To ensure that your new watch band will fit your watch case just right, the
first thing you need to do is measure the watch case. Take your digital gauge
and measure the length of the lugs first to find out how deep a cut you need to
make into your new leather band. Use the regular jaws of your gauge to measure
the inside of the lug from the innermost point where the old band sits to the
outside edge of the lug. If the old band is still attached to the watch,
you can use it for a reference point.
Otherwise, if the band is gone, you will have to estimate and measure from
the halfway point between the spring bar hole and the watch case to the outside
edge of the lug, as pictured. You don’t want to blindly measure from where the
lug meets the watch case to its tip because most leather watch bands to not rest
directly against the watch case because of their design. Be sure to measure this
section at least twice before recording your results.
Once you know how long the cut needs to be, you will need to figure out how
wide it should be. For a watch band that will sit in between two lugs on a
typical watch, you will first need to measure the width of the new watch band
using the normal jaws of your digital gauge. Measure the new band twice and
record this measurement before moving on.

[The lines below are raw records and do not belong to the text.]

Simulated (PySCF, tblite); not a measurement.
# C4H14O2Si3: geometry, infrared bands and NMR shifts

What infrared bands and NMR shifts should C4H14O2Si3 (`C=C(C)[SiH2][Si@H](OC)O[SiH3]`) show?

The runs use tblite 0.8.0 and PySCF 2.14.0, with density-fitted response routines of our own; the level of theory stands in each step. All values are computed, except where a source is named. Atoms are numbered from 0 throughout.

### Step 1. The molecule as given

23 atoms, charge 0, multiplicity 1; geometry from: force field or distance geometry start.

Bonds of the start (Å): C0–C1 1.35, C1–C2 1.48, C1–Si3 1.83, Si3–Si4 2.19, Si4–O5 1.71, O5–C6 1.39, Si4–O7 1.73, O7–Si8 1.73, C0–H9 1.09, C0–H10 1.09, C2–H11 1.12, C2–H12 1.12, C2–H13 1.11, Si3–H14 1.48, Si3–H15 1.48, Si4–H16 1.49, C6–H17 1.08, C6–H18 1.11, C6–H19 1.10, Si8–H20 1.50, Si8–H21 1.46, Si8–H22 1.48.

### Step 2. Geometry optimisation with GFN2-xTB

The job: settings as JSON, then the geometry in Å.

Then you will need to measure the distance between the lugs of the watch case
with the backward opening jaws of the gauge. Verify your measurement, by
measuring at least twice, and then subtract the distance between the lugs from
the width of the band. This will tell you the total width you need to remove
from the edges of the new band.
Next, divide the difference between the lugs and the new band in half. You
will remove the resulting width from each side of the watch band to ensure it
stays centered between the lugs and on your wrist.
Take your digital gauge and open it to the partial width you calculated, lock
your gauge in place to keep the measurement from changing.
Using your digital gauge, you will mark off the amount of the band you need
to remove from each edge to keep the new watch band centered in the watch case.
Lay one half of the watch band face down in front of you and line up the jaws of
the digital gauge with the outside of the band and mark the inside of where the
other jaw ends.
Slide the digital gauge across the end of the watch band and mark the other
side of the band the way you marked the first side.
Set your gauge aside and line up the two halves of the watch band end to end.
Continue the two marks you made on the first half onto the second half. This way
you can be sure that each side of the band will be trimmed the same amount.
After you have made your first marks, you will need to mark how long you need
to make your cuts, so the band will be perfectly tailored to your watch case.
Again, take your digital gauge, this time opening it to the lug length you
measured earlier. Be sure to lock your gauge in place to keep the measurement
from changing while you mark the watch band.
Starting with one half of the band, measure from the end of the band into the
center, marking at the inside of the jaw on the band. Turn the band around and
mark the length of the cut on the other side as well.
Repeat this step on the second half of the band being sure to mark both sides
of the band.
Once you have completely marked the inside of the band, you are ready to
notch the band to make it the right size. Position one half of the band in
between the jaws of the notching pliers. Be sure to align the notching blade
with the edge of your width mark. Then, check that the end of the blade is
aligned with the end mark you made.
Remember: it is easier to make one single cut with the notching pliers than
to try to make two smaller cuts. Holding the watch band steady, slowly close the
jaws of the pliers, allowing the metal to cut through the leather band. If your
watch band is particularly thick, you may find it difficult to cut through the
leather. To make it easier to cut through, you can brace the pliers against your
workbench and use two hands to apply pressure to close the jaws.
Once you make the first cut in the band, turn it around so that you can cut
the necessary amount from the other edge of the band. Reposition the band in
between the jaws and align the cutting edge with your markings. Press the jaws
closed to cut through the second edge of the band.
Set the first half of the band aside, and repeat Step 8 to cut the second
half of the band down to the correct size.
Once you have made the cuts in both portions of the watch band, you will want
to use the fabric cement to seal the cut edges of the watch band to keep them
from fraying or coming apart. This is particularly important if you have cut any
portions of the seam to size the band down.
Take your fabric cement, and one half of the watch band, and apply a small
amount of adhesive to all the cut edges. This will seal the band and extend its
life. Be careful not to accidentally seal the hole in the band shut because if
you do you won’t be able to connect the band to the watch case.
Set the first half of the watch band aside, and repeat Step 10 to seal the
second side of the band just like you did with the first. Finally, let the fast
drying cement set up and dry for about a half hour to ensure a good seal.